You can dig Peaches as a catalogue of rhythm-and-blues styles from the Fifties to the present. You can enjoy it as the most varied and satisfying "greatest hits" collection of the year. You can stand off and admire it as a monument to a soulful queen of the blues who just won't quit. Better yet, put the record on and listen to the woman sing.

Compared to Etta James, Aretha is an ornamentalist. While Aretha decorates and elaborates each song to fit her own personality. Etta simply becomes the song. She brings such authority to her performances, hits every note with such precision, places each phrase so carefully, her versions of songs become more than "interpretations"; they are definitive. An Etta James record is like the Cheops Pyramid: perfect in shape, seamless on the surface, each great block/phrase exactly in place, worn by time but undaunted, with power and endless mystery deep in its recesses. What's more, you can dance to it.

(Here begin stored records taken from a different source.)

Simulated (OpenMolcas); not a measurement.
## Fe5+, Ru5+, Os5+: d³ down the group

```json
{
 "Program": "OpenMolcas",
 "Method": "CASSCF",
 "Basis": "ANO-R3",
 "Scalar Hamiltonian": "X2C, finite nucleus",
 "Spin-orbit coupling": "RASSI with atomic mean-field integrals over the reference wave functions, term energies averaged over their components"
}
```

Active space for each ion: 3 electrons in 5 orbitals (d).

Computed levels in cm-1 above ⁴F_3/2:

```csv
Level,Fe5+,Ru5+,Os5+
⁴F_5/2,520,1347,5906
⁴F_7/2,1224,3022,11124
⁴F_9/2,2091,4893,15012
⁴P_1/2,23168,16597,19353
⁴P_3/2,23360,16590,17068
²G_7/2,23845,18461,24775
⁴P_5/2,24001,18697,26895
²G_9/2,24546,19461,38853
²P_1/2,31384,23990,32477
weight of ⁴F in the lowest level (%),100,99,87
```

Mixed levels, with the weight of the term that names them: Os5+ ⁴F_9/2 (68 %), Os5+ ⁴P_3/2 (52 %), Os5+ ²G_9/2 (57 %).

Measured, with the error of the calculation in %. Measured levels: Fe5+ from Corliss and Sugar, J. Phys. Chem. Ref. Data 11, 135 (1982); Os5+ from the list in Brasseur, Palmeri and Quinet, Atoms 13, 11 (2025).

My first Etta James record was "Crazy Feeling," a 78 on the Modern label. She was a commanding presence even then, and by the mid-to-late Fifties, when she cut the earliest sides on Peaches, she was beyond compare. Black audiences dug her from the first, and if you grew up within range of a righteous R&B radio station you probably heard a bunch of her hits without connecting them to one another. It's a long way from "Something's Got a Hold on Me" and "Next Door to the Blues" with their vintage Ray Charles overtones, to tunes like "Pushover" and "Pay Back," which could've been recorded by Little Eva. But Peaches takes us even further right on up to the Muscle Shoals muscle of "Losers Weepers" and "Tell Mama," capping a long and consistently brilliant career. Why haven't there been lavish anniversary albums, triumphant European tours, tributes on the Ed Sullivan show? Why is Etta James still performing in ghetto clubs and one-nighter packages? Could it be 'cause she's got so much soul, and it shows?

At least Chess has done right by Etta; no psychedelic dogshit, just excellent tunes, sympathetic production, musicians who aren't intimidated by her force and feeling. On certain of her sides, all the elements coalesced alchemically, and masterpieces resulted. Both "Tell Mama" and its incredible, neglected flip side, "I'd Rather Go Blind," are in this category. Then there's "Two Sides (To Every Story)," the apotheosis of everything that was true and good in the era of "Do the Locomotion" and "Da Doo Ron Ron." An earlier era yielded "Stop the Wedding" and "All I Could Do Was Cry," with their funky piano arpeggios and biting guitar, and for people who like the rough-and-ready-vocal —over —satin —strings effect, there are "Sunday Kind of Love" and "Lovin' You More Every Day." The rest of the tunes on this two-record set are merely outta-sight.

The only possible objection to Peaches is its programming. The tunes are arranged without regard for chronology, and indeed they aren't dated at all, so that any feeling for Etta's developing style has to come from the idioms of the various songs, the playing of the accompanying musicians, inference, and pale memory. Nor are the tunes arranged according to any other evident criteria; slow tunes follow one another again and again, and a Muscle Shoals soul ballad leads disconcertingly into a ten-year-old production number. But who can complain? The music is all there, it's all superb, and Etta James, who lit up so many of those southern radio nights with Old Crow under the stars, is shining bright, right up there with Bessie, Billie, and Aretha. Let's hope it doesn't take a spectacularly tragic demise to make her, in album annotator Richie Yorke's words, "as familiar a name in every household as Acapulco Gold." She has really paid her dues, and Peaches tells the whole story.